Beloved cashier remembered

A memorial for beloved cashier Rosa Wittenburg was set up at a register at the Louisa Food Lion following her passing last week.  Photo source: Facebook

The light was off and the conveyor belt was filled with flowers and cards remembering Rosa Wittenburg, a beloved member of the community and cashier at Food Lion, after she recently passed away. 

Rosa began working at the store in the 90s when her family settled in at Lake Anna after living in Maryland and Missouri. Since then, she has never ceased to make customer’s smile. 

“Every time my girls went into the store, Rosa would ask how they were doing with school and life in general,” said Louisa resident Sheila Thurston. “When my husband went into the store, she would ask how my daughters were doing. She was just a very personable person who was concerned about her customers.” 

The make-shift memorial also included a card that residents could sign, leaving messages for Rosa’s family. A post in the Facebook group Louisa County, VA Residents about the memorial drew comments from members reminiscing about Rosa.

“I’ve never seen her that she didn’t ask about my family,” one member said. “I think she’s worked there since they opened, because I don’t remember her not being there.”

“Rosa always had a smile on her face, asked about my family and others,” another member commented. “I always loved to get in her line because she knew how to make my day brighter.”

Rosa first came to the country in 1984 from Nicaragua to work as an embassy housekeeper and nanny for the Tapia family. It was during her time there where she met her husband Wayne, a groundskeeper for the family. 

Before Rosa left to return home to Nicaragua, she spent time with her aunt in California. It was during this time her husband asked for her hand in marriage. She declined his first offer. 
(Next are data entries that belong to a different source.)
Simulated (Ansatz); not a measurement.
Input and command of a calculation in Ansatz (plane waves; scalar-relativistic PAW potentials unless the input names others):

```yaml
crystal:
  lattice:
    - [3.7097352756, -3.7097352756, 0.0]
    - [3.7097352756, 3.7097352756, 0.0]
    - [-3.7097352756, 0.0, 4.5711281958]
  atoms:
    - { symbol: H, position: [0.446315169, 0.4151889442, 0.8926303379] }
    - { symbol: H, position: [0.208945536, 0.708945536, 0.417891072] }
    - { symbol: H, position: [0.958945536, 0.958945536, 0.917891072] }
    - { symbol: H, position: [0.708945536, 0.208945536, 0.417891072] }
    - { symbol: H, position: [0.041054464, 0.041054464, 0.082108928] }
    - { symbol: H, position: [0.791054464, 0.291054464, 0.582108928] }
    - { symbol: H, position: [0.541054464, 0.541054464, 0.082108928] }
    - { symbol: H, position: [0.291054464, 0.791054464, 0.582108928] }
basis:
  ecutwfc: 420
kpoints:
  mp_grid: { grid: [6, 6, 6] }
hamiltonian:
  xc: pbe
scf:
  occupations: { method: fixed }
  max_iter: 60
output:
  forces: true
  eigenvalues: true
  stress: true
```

During her time back home, she and Wayne would write letters to each other and have friends translate them. During their letter exchange, he offered a second marriage proposal. Despite disapproval from her mother, Rosa said yes. 

Wayne flew to Rosa in hopes of bringing her back to the country but without extensive documentation, she was unable to enter. It was not until 1987 she was able to come to the states.

While living in Louisa, Rosa found an ad in The Central Virginian for English as a second language classes. Rosa worked hard to obtain her GED and citizenship. She took the oath to become an American citizen in 1999.